1. Right off the bat, the worst ever Simpsons episode is?
 
E-I-E-I-[annoyed grunt], known popularly as the Tomacco episode. Horribly
scripted, ludicrous in the worst possible sense, and only one funny line
("That car was made in Guatemala!") Episodes like this make The Family Guy
look appealing. Worst. Episode. Ever.
 
2. Could you explain the people who will read this, what a humour columnist
is?
 
To the people reading this, probably not. But to everyone else, a humour
columnist is not quite a journalist, because you don't need any facts, but
not quite a writer, because you're being published in a newspaper. So to
answer your question I don't know.
 
3. What is the back-story about how you got your spot as a columnist for
HERE magazine?
 
There is no back story, I'm afraid. I got tired of working at the Saint John
Times Globe because I'd been there for four years, so I moved to the paper
run by my friend Mark Leger. But since no one cares about that let's just
say I did it for love.
 
4. What has been your favorite column that you have written so far?
 
Tough one. I like any column that gets a big reaction out of people, so
recently I'd have to say it was my anti-smoking column. ("The only thing
dumber than cigarettes are the people who smoke them.") I also have a soft
spot for an anti-monarchy column I wrote about five years ago. It's always
fun to write columns about topics where I believe the the general public is
completely out to lunch. It's much harder to write a modulated,
well-reasoned humour column, though I frequently try.
 
5. If you were on a show like the Simpsons, would you want to be a voice
actor or a writer?
 
Definitely a writer. It's what I do, after all. Besides, you could move on
to other projects eventually. Julie Kavner will never be able to do anything
ever again without people whispering, "Hey, that's Marge!"
 
6. Which is the bigger hell, a huge stack of angry hate letters or a play
written, directed and starring Paris Hilton?
 
I would consider both of those things very pleasant. If I start getting hate
mail from Paris Hilton, I'll be in heaven.
 
7. What is the history of your award winning TV show, “By the Seat of our
Pants?
 
As the display in the Smithsonian says, By the Seat of Our Pants was a very
stupid television show I made for the local cable station when I was 18. It
was useful mostly to teach me how not to be funny (and some would argue I've
attained perfection in that regard).
 
8. One thing Saint John could improve on is?
 
I hate the "That will never work" attitude. I wish people would wait until
the new project or new council or new idea is at least off the ground, THEN
shoot it out of the sky. It's more fun that way.
 
9. What has been your favorite play to direct?
 
Ashes, by far. Gilbert Boyce and Tammy Boyer were hardworking and
open-minded, which is what you look for in a threesome ­ I mean, a cast.
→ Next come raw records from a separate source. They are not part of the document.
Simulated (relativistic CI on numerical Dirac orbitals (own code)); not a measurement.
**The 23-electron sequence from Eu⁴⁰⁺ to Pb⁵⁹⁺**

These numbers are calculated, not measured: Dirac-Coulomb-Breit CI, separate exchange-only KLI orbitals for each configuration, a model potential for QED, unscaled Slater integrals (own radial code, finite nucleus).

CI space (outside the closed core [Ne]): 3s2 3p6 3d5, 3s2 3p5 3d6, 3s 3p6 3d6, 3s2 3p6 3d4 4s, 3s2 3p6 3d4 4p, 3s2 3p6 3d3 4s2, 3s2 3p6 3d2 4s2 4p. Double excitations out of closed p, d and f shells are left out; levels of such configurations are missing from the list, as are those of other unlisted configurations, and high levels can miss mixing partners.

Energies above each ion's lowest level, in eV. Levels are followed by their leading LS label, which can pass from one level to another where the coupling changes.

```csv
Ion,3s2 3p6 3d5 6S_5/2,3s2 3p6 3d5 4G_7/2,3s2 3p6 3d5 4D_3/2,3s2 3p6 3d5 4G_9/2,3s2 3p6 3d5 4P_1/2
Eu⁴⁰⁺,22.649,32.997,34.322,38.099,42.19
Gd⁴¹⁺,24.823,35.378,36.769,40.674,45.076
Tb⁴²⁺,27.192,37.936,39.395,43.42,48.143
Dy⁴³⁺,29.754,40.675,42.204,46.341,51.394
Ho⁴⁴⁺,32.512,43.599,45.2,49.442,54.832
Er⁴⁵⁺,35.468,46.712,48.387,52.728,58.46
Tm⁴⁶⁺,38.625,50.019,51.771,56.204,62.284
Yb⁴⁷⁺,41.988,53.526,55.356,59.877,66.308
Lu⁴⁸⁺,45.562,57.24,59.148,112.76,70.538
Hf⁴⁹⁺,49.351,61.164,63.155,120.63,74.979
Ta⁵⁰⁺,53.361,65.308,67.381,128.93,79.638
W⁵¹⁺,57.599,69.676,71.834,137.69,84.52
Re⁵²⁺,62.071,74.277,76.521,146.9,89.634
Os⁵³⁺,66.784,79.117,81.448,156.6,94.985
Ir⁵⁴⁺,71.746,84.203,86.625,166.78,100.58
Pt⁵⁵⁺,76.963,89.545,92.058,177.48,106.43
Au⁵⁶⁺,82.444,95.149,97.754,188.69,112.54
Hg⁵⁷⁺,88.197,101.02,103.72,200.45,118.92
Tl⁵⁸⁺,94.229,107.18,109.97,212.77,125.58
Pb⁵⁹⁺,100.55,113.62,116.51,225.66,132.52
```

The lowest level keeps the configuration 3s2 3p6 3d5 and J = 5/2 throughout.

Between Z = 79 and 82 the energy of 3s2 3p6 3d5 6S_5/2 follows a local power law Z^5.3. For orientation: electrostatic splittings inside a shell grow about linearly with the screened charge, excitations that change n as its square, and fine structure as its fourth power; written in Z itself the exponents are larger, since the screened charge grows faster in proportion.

Plus Anthony Stuart's script rocked, despite his inability to spell three
words in a row correctly.
 
10. And your favorite acting role?
 
I've only had the one with Second Stage, actually, so I guess I'll go with
an incredibly stupid character on By the Seat of Our Pants called Captain
Baked Potato (yes, the show was so dumb that characters sounded like they
were from late-90s Saturday Night Live). It was silly, but I created the
character in Grade 12 Theatre Arts, which was when I finally broke out of my
shell.
 
11. What is the back-story on how you got involved with CBC radio
Information Morning?
 
Again, no back story. I just realized I had the time to do it, so I did. But
since that's boring let's say I did it for revenge.
 
12. If you wrote a prime-time animation show, what would it be about?
 
Something based on reality; I seem incapable of writing anything absurd. My
columns almost always riff on a news event, and my plays have been about
domestic affairs. Maybe "Meet the Press - Animated Edition!"
 
13. If there were a movie being made about you, whom would you want to
portray you?
 
I have been compared in looks to Toby Maguire, Jake Gyllenhall, Orlando
Bloom (seriously), Jeremy Davies, Alan Alda, and Liza Minelli. I personally
think I look most like Jeremy Davies, but since nobody watching will know
what I actually look like, let's go with Russell Crowe. He's the best film
actor alive.
 
14. Where do you see Second Stage in five years?
 
Far away from me. But only because I'll be in another city (or continent).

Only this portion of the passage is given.